The new Busch offers an experience even before you get to your seat. Those heading for seats in the nose-bleed sections emerge from the concourse into a massive and open area, where fans can stand and watch barges moving down the Mississippi River or view the Soulard neighborhood and its biggest attraction, the Anheuser-Busch brewery.

The urban setting is evident at some spots on the stadium's south side, where the noise of Interstate 64 -- where cars zoom by within 50 feet -- is a constant buzz. Manual scoreboards from the old Busch were placed in the concourse in part to block the view and noise of the highway, but some spots near the interstate were intentionally left open.

"We just kind of made it part of the experience," DeWitt said. "We wanted to take advantage of this urban setting, the excitement level."

The upper terrace level offers places for hundreds of standing-room-only tickets -- a good thing since only about 500,000 tickets remain for the season and they are expected to sell out Saturday when single-game tickets go on sale.

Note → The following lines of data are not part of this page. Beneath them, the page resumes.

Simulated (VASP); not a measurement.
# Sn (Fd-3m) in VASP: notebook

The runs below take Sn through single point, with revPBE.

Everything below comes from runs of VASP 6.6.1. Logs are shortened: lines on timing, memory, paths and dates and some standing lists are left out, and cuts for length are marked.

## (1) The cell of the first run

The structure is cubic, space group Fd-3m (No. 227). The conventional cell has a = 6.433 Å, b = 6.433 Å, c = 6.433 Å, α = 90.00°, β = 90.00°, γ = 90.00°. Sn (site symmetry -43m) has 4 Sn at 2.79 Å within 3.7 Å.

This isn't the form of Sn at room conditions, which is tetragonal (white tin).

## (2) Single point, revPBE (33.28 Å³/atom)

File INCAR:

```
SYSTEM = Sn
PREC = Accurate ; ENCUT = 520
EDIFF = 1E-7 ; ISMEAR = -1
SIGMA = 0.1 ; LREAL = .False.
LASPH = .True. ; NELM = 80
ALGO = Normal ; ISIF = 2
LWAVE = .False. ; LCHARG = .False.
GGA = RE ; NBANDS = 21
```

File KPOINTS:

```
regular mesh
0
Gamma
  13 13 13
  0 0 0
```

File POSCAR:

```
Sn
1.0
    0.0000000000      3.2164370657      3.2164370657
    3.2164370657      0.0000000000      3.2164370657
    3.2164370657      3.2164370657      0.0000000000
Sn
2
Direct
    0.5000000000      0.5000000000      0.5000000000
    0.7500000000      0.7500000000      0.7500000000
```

"In the old stadium we were almost embarrassed to sell standing-room tickets," DeWitt said, noting there were few places for those fans to see the game. "In the new stadium the standing-room tickets will actually be great tickets."

Some elements of the old Busch have been moved to the new ballpark. The Stan Musial statue, the before-game meeting place, will stand outside the main entrance at Spruce and Eighth streets. Steel archways at the top of the new stadium are in part a nod to the concrete archways that encircled the old Busch, and in part a nod to St. Louis' famed Eads Bridge over the Mississippi.